Exceptional-torus in strongly correlated nodal-line semimetals with many-body chiral symmetry

Recent studies have revealed a new type of topological phase described by a non-Hermitian (NH) Hamiltonian. In equilibrium systems, if we describe the energy spectrum of quasiparticles having the complex self-energy in terms of effective Hamiltonian, NH physics naturally shows up because of the life time effects from self-energy. The most important point is the emergence of gapless defective points (DPs), which lead to an open Fermi surface, such as Fermi arcs in the bulk energy spectrum.
In previous studies, it is pointed out that the effect of symmetry leads to the symmetry protected NH band touching, such as the symmetry-protected exceptional torus (SPETs). A typical example is a parity-time reversal (PT) symmetric nodal-line semimetal (NLSM).

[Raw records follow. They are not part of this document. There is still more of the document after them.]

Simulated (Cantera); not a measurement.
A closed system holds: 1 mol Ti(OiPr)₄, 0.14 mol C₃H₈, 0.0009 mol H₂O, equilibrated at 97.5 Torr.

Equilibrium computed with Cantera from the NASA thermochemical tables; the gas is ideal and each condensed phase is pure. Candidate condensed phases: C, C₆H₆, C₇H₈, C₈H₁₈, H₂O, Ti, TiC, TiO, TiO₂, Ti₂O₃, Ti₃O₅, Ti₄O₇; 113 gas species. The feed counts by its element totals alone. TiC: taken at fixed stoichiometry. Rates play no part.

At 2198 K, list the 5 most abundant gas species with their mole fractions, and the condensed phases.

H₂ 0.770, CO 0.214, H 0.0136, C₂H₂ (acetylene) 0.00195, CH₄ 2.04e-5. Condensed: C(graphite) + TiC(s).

In this study, we demonstrate how the SPETs can emerge in strongly correlated systems. We analyze correlated NLSM on a diamond lattice model with a sublattice dependent on-site Hubbard interaction by using the dynamical mean-field theory. First, we reveal the emergence of a SPET unique to NH physics with many-body chiral symmetry, which forms the 3D open Fermi surface locked on the Fermi level. We further elucidate that the static susceptibility for a sublattice with weak interaction is enhanced by the emergence of SPETs.